GetMarkdown

Scrape a single page or crawl a full website using WebCrawlerAPI. Trigger for: fetching page content, getting markdown from a URL, scraping a page, crawling a website/domain, websearch, webfetch.

Audits

Pass

Install

openclaw skills install webcrawler

WebCrawlerAPI Skill

Use WebCrawlerAPI to get page content as markdown (single page scrape) or crawl entire websites (multi-page).

Setup — API Key

The API key must be set as an environment variable before running any curl commands:

export WEBCRAWLERAPI_API_KEY="your_api_key"

Get your key:

  1. Go to https://webcrawlerapi.com/
  2. Sign up at https://dash.webcrawlerapi.com/
  3. Visit https://dash.webcrawlerapi.com/access
  4. Copy your API key

If WEBCRAWLERAPI_API_KEY is not set, stop and ask the user to set it before proceeding.

Decision: Scrape vs Crawl

Scrape (single page) — default when user asks for:

  • Content/markdown of a specific page or URL
  • "Get me this page", "scrape this URL", "what does this page say"
  • No mention of "website", "full site", "all pages", "crawl"

Crawl (multi-page) — when user asks for:

  • "Crawl this website", "get all pages from", "full website content"
  • Mentions a domain broadly (not a specific path)
  • Wants multiple pages

Scrape — Single Page

Use POST /v2/scrape. Synchronous — result is returned immediately.

curl --fail --silent --show-error \
  --request POST \
  --url "https://api.webcrawlerapi.com/v2/scrape" \
  --header "Authorization: Bearer ${WEBCRAWLERAPI_API_KEY}" \
  --header "Content-Type: application/json" \
  --data '{
    "url": "<URL>",
    "output_formats": ["markdown"]
  }'

Scrape Response

The response contains markdown field directly — no polling needed:

{
  "success": true,
  "status": "done",
  "markdown": "## Page Title\n\nPage content...",
  "page_status_code": 200,
  "page_title": "Page Title"
}

On success

Output the markdown content directly to the user. No need to save to files for scrape.

On failure

If success is false, show the error_code and error_message to the user.


Crawl — Full Website

Use POST /v1/crawl. Asynchronous — returns a job ID, then poll for results.

Step 1: Start the crawl

curl --fail --silent --show-error \
  --request POST \
  --url "https://api.webcrawlerapi.com/v1/crawl" \
  --header "Authorization: Bearer ${WEBCRAWLERAPI_API_KEY}" \
  --header "Content-Type: application/json" \
  --data '{
    "url": "<URL>",
    "items_limit": 25,
    "output_formats": ["markdown"]
  }'

Response:

{ "id": "<JOB_ID>" }

Step 2: Poll job status (background loop)

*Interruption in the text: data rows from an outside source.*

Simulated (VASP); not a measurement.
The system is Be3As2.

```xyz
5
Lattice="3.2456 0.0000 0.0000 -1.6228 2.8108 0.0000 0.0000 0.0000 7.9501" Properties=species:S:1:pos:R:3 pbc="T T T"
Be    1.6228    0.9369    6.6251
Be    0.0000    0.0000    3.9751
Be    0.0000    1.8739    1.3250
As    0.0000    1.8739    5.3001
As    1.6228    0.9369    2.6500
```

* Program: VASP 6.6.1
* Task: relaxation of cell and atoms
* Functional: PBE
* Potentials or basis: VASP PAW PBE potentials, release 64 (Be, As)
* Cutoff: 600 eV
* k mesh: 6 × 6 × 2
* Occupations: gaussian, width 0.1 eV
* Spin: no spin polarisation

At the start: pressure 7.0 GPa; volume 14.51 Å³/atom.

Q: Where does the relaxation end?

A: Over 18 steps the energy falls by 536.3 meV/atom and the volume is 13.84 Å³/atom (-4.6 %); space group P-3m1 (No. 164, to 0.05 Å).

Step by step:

Use a background Bash job to poll every 10 seconds until status is done or error:

JOB_ID="<JOB_ID>"
while true; do
  RESULT=$(curl --fail --silent --show-error \
    --request GET \
    --url "https://api.webcrawlerapi.com/v1/job/${JOB_ID}" \
    --header "Authorization: Bearer ${WEBCRAWLERAPI_API_KEY}")
  STATUS=$(echo "$RESULT" | python3 -c "import sys,json; print(json.load(sys.stdin)['status'])")
  echo "Job status: $STATUS"
  if [ "$STATUS" = "done" ] || [ "$STATUS" = "error" ]; then
    echo "$RESULT"
    break
  fi
  sleep 10
done

Step 3: Download and save results

When job is done, for each job_item with status: done:

  • Fetch the content from markdown_content_url
  • Save to .webcrawlerapi/<hostname>/<sanitized-path>.md
mkdir -p ".webcrawlerapi/<hostname>"

# For each job_item, fetch markdown_content_url and save:
curl --silent "<markdown_content_url>" \
  --output ".webcrawlerapi/<hostname>/<sanitized-filename>.md"

Sanitize filenames: replace ://, /, ?, #, : with _. Trim leading underscores.

Step 4: Report to user

After saving, tell the user:

  • Total pages crawled
  • How many succeeded vs failed
  • Where files were saved: .webcrawlerapi/<hostname>/
  • List the saved files

Notes

  • Default items_limit for crawl: 25 (ask user if they want more)
  • For scrape, just output the markdown — don't save to disk
  • For crawl, always save to .webcrawlerapi/ directory in current working dir
  • If the job returns error status, show last_error from job items and the job-level error if present
  • Never hardcode the API key — always use ${WEBCRAWLERAPI_API_KEY}